What does home feel like?

I first started living in this apartment in 2011.  At that time I was paying about $525 plus electric which was pretty reasonable in the summer months as I do not use my A/C for the most part.  Now the time has come to renew my lease again and they want me to pay $625 a month plus electric and water.  Generally this would put me close to the $700 mark, in a good month.  This puts a tight squeeze on my budget.  Most people would say this would be a good time to find a new place to live, especially since I’ve been hankering for a cat.  But the logistics involved in moving exhaust me just thinking about them, and that is not to mention the financial costs involved, which I can’t afford.  To top this off, my Aunt says I may need a roommate.  Most people would shrug and think “Well if I need a roommate, I need a roommate.”  The thought of a roommate makes me want to cry though.  When first read my Aunt’s email, that is what my first reaction was.  “Nooooooo!  Why?!”  I was tempted to write back, “I will NOT have a roommate.”  Instead, I sent a bland email simply telling her when I had to let the landlord know about my lease.

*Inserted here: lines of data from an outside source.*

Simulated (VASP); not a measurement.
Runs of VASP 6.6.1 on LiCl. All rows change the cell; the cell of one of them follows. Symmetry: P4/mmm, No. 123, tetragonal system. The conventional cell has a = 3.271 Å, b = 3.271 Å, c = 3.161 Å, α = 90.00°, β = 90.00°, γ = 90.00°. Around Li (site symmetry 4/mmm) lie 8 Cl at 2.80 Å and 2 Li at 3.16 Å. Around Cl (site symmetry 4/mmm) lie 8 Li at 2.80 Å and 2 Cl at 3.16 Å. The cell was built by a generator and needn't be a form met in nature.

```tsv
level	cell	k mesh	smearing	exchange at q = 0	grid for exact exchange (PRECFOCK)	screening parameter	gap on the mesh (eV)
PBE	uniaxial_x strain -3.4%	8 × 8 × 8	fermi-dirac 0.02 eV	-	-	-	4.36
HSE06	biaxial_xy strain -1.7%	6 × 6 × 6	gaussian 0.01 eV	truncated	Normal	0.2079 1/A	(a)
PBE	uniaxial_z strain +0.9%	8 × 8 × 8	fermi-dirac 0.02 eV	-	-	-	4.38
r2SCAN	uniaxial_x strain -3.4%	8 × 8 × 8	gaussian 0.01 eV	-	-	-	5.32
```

I feel like I don’t have the time, energy, or money, to coordinate a move.  It makes me anxious more than usual.  Trying to keep up with my current work load at work, which I need to do in order to pay my bills, and then trying to deal with a move on top of that…I want to cry.  I barely have the time and energy to keep my apartment in some kind of decent order.  I feel like I can barely settle in one place because of either financial or emotional reasons, and now I have to potentially deal with moving and not only that, moving into a place that is not completely my own?  I know what my Aunt says I should do, but what is right for me, what I want, is different.  I do not want a roommate.  And yet it is ridiculous to pay so much money for a rather unspectacular but serviceable apartment.  The part of me that knows I should do the senseable thing and find a more reasonably priced apartment is being overruled by the part of me that wants/needs to do the easy thing of staying put.